By Hans Laetz / Special to The Malibu Times

With a decision on a proposed offshore liquefied natural gas terminal due this summer, Malibu’s mayor said he wants the city to kick in $50,000 to the legal fight against the proposed BHP Billiton LNG ship near the city’s northern end.

Mayor Andy Stern said Wednesday he will ask the city council to help fund a Santa Barbara advocacy group that is hiring lawyers and technical experts to challenge “Cabrillo Port,” the proposed 14-story-high set of LNG tanks, boilers and related facilities aboard a permanently-anchored ship off the coast of Malibu/Oxnard.

“We will dedicate any and all resources to fight these developments on our coastline, including filing enough lawsuits to tie up the Billiton project forever,” Stern said. “If they look at our history they will see that we are not shy about filing suits.”
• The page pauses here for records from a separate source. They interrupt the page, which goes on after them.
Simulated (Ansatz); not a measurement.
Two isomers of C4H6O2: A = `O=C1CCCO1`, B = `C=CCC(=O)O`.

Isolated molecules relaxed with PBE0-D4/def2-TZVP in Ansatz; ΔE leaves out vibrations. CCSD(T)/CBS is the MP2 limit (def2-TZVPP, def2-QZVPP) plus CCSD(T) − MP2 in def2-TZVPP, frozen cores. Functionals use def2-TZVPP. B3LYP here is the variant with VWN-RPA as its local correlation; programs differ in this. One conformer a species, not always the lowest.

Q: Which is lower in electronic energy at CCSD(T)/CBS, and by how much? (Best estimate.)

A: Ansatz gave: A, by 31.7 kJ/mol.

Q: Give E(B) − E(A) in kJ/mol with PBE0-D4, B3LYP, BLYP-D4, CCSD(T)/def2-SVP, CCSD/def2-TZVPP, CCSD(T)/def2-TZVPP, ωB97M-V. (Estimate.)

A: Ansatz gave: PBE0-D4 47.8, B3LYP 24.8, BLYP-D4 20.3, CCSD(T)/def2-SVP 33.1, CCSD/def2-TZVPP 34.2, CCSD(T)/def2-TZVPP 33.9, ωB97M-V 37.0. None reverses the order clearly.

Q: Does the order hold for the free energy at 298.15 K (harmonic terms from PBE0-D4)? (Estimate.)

Stern said the city council will vote on his request Monday, and will urge Malibu residents to turn out en masse at an environmental hearing on the proposal April 18 at Malibu High School.

For its part, Billiton is spending $1.8 million lobbying in Sacramento, and another large amount campaigning in Southern California. The firm has sent e-mails to Ventura-area businesses, offering to pay for employee pizza parties where Billiton officials will campaign for the project.

Advertisements featuring the company’s president, Renee Klimczak, have been purchased in newspapers, including The Malibu Times. The company is also advertising on Ventura radio stations.

Klimczak said the Australian company wants to be a good neighbor to Malibu, and contends the ship will be barely visible on the horizon and then only on clear days. She said Billiton is committed to offsetting and reducing coastal smog emissions as much as possible, as it brings California the natural gas its economy and people need.

Last week, the Oxnard Chamber of Commerce endorsed the Billiton plan. Several conservative legislators have also said they favor it, and Gov. Arnold Schwarzenegger has indicated the Billiton plan is preferable to other LNG proposals in California.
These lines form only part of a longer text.